Frequently asked questions
What can’t you do with pure docker that you would need DDS for? e.g. Docker does a lot of caching of layers
Docker fills a gap that slightly overlaps with DDS:
- Docker allows you to embed arbitrary content (software, models, data, ...) into a single bundle
- It requires a specific language (the Dockerfile instructions)
- Its caching system does not understand the semantics of your code: if you just move code, it will rebuild the layer. In fact, Docker has multiple caching systems that try to address this issue in different ways.
- It requires a specific runtime (the docker system) to run
By contrast, DDS understands very well your python code, and only your python code:
- you can run it in any python environment
- it will understand your code: if you copy/paste functions in files, it will understand that the code is still the same and will not trigger recomputations
In practice, both systems are complementary:
- you build all your data artifacts (models, cleaned data) with dds
- you embed them in a final docker container that you publish as a service, with MLFlow for example
Can DDS run in the background automatically like Delta IO?
Not currently, but this is a potential point on the roadmap. DDS already benefits from Delta IO if available, and solves a different problem: - DDS helps for batch transforms written in Python - Delta IO can be used for streaming and batch, using Python, Java - DDS automatically infers all the data dependencies from the code - Delta IO needs an explicit computation graph provided by the user
Best practices: at which point in code should put it in?

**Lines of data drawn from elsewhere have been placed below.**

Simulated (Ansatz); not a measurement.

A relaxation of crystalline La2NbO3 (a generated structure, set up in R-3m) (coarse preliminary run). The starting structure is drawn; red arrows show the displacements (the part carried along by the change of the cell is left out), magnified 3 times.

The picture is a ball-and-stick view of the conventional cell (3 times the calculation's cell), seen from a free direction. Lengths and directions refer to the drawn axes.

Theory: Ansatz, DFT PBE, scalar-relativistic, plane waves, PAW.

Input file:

The rule of thumb is the following: any idempotent calculation that you end up waiting for and that takes more than 0.3 seconds to compute can benefit from DDS.
In practice, this includes:
- fetching data from the internet and returning a
pandas
dataframe - using the
display()
function to show statistics on large tables - running ML models
With DDS, the general user experience is that any notebook can be made to run in less than 10 seconds. This is very powerful to communicate results that potentially depend on long-running calculations.